FOR GOOD AND VALUABLE
CONSIDERATION, the receipt and sufficiency of which are
hereby acknowledged, the parties hereto agree as
follows:
1. Defined Terms .
Capitalized terms used herein and not otherwise defined shall have
their meanings as attributed to such terms in the Existing
RPA.
2. Amendments
.
2.1 Sections 7.1(h) and
7.1(i) of the Existing RPA are hereby amended and restated in their
entirety to read, respectively, as follows:
(h) A “Default”
or an “Event of Default” under and as defined in the
YRCW Credit Agreement, shall occur and be continuing;
provided, however, that any Servicer Default arising
under this Section 7.1(h) shall be deemed automatically
waived if and to the extent that any “Default” or
“Event of Default” under the YRCW Credit Agreement is
waived in accordance with the terms thereof.

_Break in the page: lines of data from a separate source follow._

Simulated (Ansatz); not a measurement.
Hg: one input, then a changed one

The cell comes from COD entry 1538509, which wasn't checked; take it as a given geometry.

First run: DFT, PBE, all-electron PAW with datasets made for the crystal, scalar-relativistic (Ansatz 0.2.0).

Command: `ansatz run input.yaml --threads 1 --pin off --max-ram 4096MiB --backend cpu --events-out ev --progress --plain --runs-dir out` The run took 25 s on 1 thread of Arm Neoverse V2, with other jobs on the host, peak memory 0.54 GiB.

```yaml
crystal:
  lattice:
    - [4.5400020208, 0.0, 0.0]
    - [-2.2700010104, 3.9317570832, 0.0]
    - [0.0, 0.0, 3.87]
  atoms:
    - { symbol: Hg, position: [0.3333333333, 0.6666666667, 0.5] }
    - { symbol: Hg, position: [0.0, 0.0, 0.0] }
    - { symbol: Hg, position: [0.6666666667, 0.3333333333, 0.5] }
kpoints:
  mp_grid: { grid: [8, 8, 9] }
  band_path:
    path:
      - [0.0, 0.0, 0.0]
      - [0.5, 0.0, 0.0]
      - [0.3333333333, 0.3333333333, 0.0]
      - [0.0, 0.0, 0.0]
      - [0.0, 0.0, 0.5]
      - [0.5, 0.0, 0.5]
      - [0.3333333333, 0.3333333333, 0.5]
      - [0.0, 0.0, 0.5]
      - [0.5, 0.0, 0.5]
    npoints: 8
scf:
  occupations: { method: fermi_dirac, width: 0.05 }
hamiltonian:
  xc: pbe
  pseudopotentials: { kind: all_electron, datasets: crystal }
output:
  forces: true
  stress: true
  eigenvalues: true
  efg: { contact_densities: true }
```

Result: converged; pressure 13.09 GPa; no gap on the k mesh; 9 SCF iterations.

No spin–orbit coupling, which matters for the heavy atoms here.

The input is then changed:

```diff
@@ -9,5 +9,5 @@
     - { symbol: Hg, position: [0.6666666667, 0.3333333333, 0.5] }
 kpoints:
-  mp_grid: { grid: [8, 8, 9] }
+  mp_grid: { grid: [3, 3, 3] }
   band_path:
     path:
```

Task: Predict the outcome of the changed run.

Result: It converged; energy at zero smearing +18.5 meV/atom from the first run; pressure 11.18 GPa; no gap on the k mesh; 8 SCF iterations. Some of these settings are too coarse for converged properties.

(i) Any Trigger Event shall
occur.
2.2 The definitions of
“Level I Trigger Event,” “Level II Trigger
Event” and “Yellow Roadway Credit
Agreement” in Exhibit I to the Existing RPA are
hereby deleted in their entirety.
2.3 Each of the following new
definitions is hereby inserted in Exhibit I to the Existing RPA in
its appropriate alphabetical order:
“Trigger
Event” means the failure of YRC Worldwide Inc. to
maintain, as of the end of any Test Period (as defined in the YRCW
Credit Agreement), (a) a Total Leverage Ratio (as defined in
the YRCW Credit Agreement) that is less than or equal to 3.50:1 or
(b) a Consolidated Interest Coverage Ratio (as defined in the
YRCW Credit Agreement) that is greater than or equal to
2.00:1.
“YRCW Credit
Agreement” means that certain Credit Agreement dated
as of August 17, 2007 among YRC Worldwide Inc., certain of its
Canadian and United Kingdom Affiliates, the lenders party thereto,
JPMorgan Chase Bank, National Association, Toronto Branch, as
Canadian Agent, J.P. Morgan Europe Limited, as UK Agent, and
JPMorgan Chase Bank, N.A., as Administrative Agent thereunder, as
amended, modified or replaced from time to time.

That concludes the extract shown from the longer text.